Astronomers were startled to find, in 1995, gas giants in close proximity to their stars, because that is not the case in our own planetary system. Jupiter, Neptune and Uranus are all far from the sun, while smaller, rocky planets occupy the solar system’s inner reaches.
So, they figured, hot Jupiters either achieved their close-in orbits early or gradually over the course of time.
The latest evidence, described in the current issue of the journal Nature, supports the first scenario because the planet orbits a star, V830 Tau, that is very young, the scientists say,
The star, 430 light-years away in the constellation Taurus, is only 2 million years old, compared with 4.5 billion for our own, middle-aged sun.

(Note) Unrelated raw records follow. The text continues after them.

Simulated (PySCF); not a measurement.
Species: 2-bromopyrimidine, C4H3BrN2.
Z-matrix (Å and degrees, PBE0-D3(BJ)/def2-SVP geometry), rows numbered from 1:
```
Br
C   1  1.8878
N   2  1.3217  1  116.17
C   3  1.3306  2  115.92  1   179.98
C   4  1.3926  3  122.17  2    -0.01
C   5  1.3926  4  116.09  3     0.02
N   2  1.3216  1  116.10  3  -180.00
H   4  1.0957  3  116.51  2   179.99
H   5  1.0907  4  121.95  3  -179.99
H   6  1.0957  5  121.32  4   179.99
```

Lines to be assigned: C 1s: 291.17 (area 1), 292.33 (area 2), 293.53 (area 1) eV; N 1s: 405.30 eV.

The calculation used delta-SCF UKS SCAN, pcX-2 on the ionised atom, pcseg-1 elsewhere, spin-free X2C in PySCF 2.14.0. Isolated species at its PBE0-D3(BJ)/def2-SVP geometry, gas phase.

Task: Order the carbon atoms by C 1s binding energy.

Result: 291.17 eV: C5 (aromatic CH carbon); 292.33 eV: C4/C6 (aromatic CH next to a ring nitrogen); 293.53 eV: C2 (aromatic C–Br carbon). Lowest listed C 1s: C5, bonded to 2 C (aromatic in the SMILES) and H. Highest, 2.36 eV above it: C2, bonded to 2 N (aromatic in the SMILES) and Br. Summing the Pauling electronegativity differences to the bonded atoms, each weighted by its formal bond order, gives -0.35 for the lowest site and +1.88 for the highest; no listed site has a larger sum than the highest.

“Our discovery demonstrates for the first time that such bodies can be generated at very early stages of planetary formation, and likely play a central role in shaping the overall architecture of planetary systems,” said Jean-Francois Donati, an astronomer with the Canadian National Center for Scientific Research, in a statement Wednesday. Donati is the lead author of the Nature paper.
In a telephone interview Wednesday from Hawaii island, Claire Moutou, another member of the team, said gas giants cannot form close in because the sun’s magnetic field keeps the planetary building blocks at bay.
Astronomers detect most extrasolar planets, or exoplanets, by looking for minute dips in the brightness of stars, which indicates that a planet is transiting, or passing in front of it, from our perspective.
In this case, the research team found a regular 4.9-day “wobble” in the velocity of the host star that revealed the gravitational tug of a giant planet almost as massive as Jupiter.
The planet is only 4.6 million miles from the star, or about 5 percent of the distance from Earth to the sun.
Key to the discovery were twin instruments called spectropolarimeters, one on the Canada-France-Hawaii telescope and a second on a smaller telescope in the French Pyrenees, a range of mountains bordering Spain.
“Planet formation models offer two competing explanations of how and when this migration of hot Jupiters occurred,” said Clement Baruteau, another member of the research team. “Either it happened early while these planets were still forming, or much later, with some planets being kicked closer to their stars due to the interaction of multiple planets, or both. Our discovery demonstrates that the first, earlier option is taking place.”
Among the known hot Jupiters, some have strongly tilted or even upside-down orbits, suggesting they were knocked into close orbits by interactions with other planets or neighboring stars.
On Monday, Caltech astronomers using the Keck Observatory on Mauna Kea announced the discovery of another giant planet, K2-33b, very near its host star, 5 million to 10 million years old. That also was published in Nature.
On May 26, astronomers using two Mauna Kea observatories, the Keck II and the NASA Infrared Telescope Facility, announced they had found a planet, Cl Tau b, eight times larger than Jupiter, in close orbit around its 2 million-year-old star. The star is 450 light-years away, also in Taurus.
“For decades, conventional wisdom held that large Jupiter-mass planets take a minimum of 10 million years to form,” said Rice University astronomer Christopher Johns-Krull, lead author of that study, published in the Astrophysical Journal. “That’s been called into question over the past decade, and many new ideas have been offered, but the bottom line is that we need to identify a number of newly formed planets around young stars if we hope to fully understand planet formation.”